As the EU sets out to end sales of CO2-emitting cars in 2035, Germany is pushing for sales of internal combustion engines (ICEs) that run on e-fuels after that date. E-fuels, such as e-kerosene, e-methane, or e-methanol, are created by combining hydrogen produced from renewable or CO2-free power with CO2 emissions that have been absorbed.
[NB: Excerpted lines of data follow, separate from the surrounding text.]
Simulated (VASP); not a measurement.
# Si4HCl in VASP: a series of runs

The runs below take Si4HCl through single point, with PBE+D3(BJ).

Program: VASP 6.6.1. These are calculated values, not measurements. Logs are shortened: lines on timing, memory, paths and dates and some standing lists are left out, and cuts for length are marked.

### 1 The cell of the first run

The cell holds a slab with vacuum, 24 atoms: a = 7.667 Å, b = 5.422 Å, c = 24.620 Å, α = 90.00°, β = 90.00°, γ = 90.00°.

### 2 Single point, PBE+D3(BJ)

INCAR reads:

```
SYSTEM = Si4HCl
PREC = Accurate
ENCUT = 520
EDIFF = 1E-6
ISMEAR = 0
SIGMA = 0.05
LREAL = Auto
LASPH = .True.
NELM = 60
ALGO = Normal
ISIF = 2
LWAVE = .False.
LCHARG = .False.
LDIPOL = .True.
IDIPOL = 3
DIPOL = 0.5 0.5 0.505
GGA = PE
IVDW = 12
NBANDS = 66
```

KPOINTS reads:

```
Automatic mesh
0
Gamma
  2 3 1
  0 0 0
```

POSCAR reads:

While the EU law would not ban ICEs, it would require all new cars sold from 2035 to have zero CO2 emissions, making it virtually impossible to sell new fossil fuel-powered cars. However, the question remains: can e-fuels be the solution for CO2-free cars?
What are e-fuels?
When burned in a combustion engine, e-fuels, which are CO2-neutral fuels, emit CO2 into the environment. The idea is that the emissions are equivalent to the amount taken out of the atmosphere to produce the fuel. Germany and Italy are calling for clearer assurances from the EU that sales of new ICE cars can continue beyond 2035 if they run on CO2-neutral fuels.
Who makes them?
While most major carmakers are betting on battery-electric vehicles, suppliers and oil majors are defending e-fuels. E-fuels are not yet produced at scale, but the world’s first commercial plant opened in Chile in 2021, backed by Porsche, with a plan to produce 550 million liters per year. Other planned plants include Norsk e-Fuel in Norway, set to begin producing in 2024, with a focus on aviation fuel.
Can e-fuels clean up cars?
Supporters of e-fuels say that they offer a way to cut the CO2 emissions of existing passenger cars. With e-fuels, there is no need in replacing every vehicle with an electric one. E-fuels can be used in today’s ICE vehicles. They can be transported via existing fossil fuel logistics networks. Thus that makes them good news for ICE car component makers and companies that transport petrol and diesel.
However, critics argue that manufacturing e-fuels is expensive and energy-intensive. They say it requires about five times more renewable electricity than running a battery-electric vehicle. Some policymakers also argue that e-fuels should be reserved for hard-to-decarbonize sectors such as shipping and aviation, which cannot easily run on electric batteries.
What’s next for the EU law?
Days before the final vote on the EU law Germany reacted. German Transport Minister Volker Wissing called into question Germany’s support for it. He demanded clearer assurances that e-fuels will be allowed after 2035. This action infuriated several EU legislators and diplomats. They fear that permitting one nation to torpedo a rule that had previously been agreed upon would jeopardize other painstakingly negotiated agreements on EU policies. One of Europe’s main climate change initiatives’ future is dubious right now.
What do companies want?
Members of the eFuel Alliance, an industry lobby group, include large oil and gas companies. Among them are ExxonMobil and Repsol as well as important German car components suppliers. Major German car components suppliers are Bosch, ZF, and Mahle. Carmakers such as Piech, Porsche, and Mazda are broadly supportive of the technology. Porsche holds a stake in e-fuel producer HIF Global and is the sole buyer of fuel from its pilot project in Chile. However, other carmakers, such as Volkswagen and Mercedes-Benz, are betting on battery-electric vehicles to decarbonize. BMW has invested in both e-fuels and battery-electric technology.